Documentation ¶
Overview ¶
Package collector implements different collectors of the exporter
Index ¶
- Constants
- Variables
- func DisableDefaultCollectors()
- func GetAMDGPUDevices(rocmSmiPath string, logger log.Logger) (map[int]Device, error)
- func GetGPUDevices(gpuType string, logger log.Logger) (map[int]Device, error)
- func GetNvidiaGPUDevices(nvidiaSmiPath string, logger log.Logger) (map[int]Device, error)
- func IsNoDataError(err error) bool
- func LoadCgroupsV2Metrics(name string, cgroupfsPath string, controllers []string) (map[string]float64, error)
- func RegisterCollector(collector string, isDefaultEnabled bool, ...)
- func SanitizeMetricName(metricName string) string
- type CEEMSCollector
- type CEEMSExporter
- type CgroupMetric
- type Collector
- func NewCPUCollector(logger log.Logger) (Collector, error)

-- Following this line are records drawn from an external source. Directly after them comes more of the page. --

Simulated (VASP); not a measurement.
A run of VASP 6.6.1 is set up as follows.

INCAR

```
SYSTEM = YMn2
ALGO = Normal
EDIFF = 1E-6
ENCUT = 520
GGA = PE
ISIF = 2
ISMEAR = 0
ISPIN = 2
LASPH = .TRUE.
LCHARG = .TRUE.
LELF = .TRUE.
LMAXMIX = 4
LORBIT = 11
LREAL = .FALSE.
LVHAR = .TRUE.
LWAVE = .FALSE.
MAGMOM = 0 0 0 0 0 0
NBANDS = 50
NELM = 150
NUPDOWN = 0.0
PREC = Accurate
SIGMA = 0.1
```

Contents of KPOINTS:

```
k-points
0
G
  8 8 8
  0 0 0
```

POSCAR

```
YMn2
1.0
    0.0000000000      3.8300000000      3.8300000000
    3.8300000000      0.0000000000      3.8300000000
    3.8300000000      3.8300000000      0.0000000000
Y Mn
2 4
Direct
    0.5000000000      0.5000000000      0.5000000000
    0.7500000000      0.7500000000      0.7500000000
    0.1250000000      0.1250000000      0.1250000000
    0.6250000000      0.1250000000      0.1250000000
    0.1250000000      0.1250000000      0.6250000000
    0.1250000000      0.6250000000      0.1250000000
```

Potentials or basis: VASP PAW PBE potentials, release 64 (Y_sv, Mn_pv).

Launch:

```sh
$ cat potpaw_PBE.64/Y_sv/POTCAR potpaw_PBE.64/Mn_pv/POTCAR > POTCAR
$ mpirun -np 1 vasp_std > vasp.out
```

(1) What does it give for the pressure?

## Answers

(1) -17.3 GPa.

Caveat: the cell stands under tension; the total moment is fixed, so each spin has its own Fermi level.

- func NewEmissionsCollector(logger log.Logger) (Collector, error)
- func NewIPMICollector(logger log.Logger) (Collector, error)
- func NewMeminfoCollector(logger log.Logger) (Collector, error)
- func NewRaplCollector(logger log.Logger) (Collector, error)
- func NewSlurmCollector(logger log.Logger) (Collector, error)
- type Device
- type JobProps
Constants ¶
const CEEMSExporterAppName = "ceems_exporter"
CEEMSExporterAppName is kingpin app name
const Namespace = "ceems"
Namespace defines the common namespace to be used by all metrics.
Variables ¶
var CEEMSExporterApp = *kingpin.New( CEEMSExporterAppName, "Prometheus Exporter to export compute (job, VM, pod) resource usage metrics.", )
CEEMSExporterApp is kingpin CLI app
var ErrNoData = errors.New("collector returned no data")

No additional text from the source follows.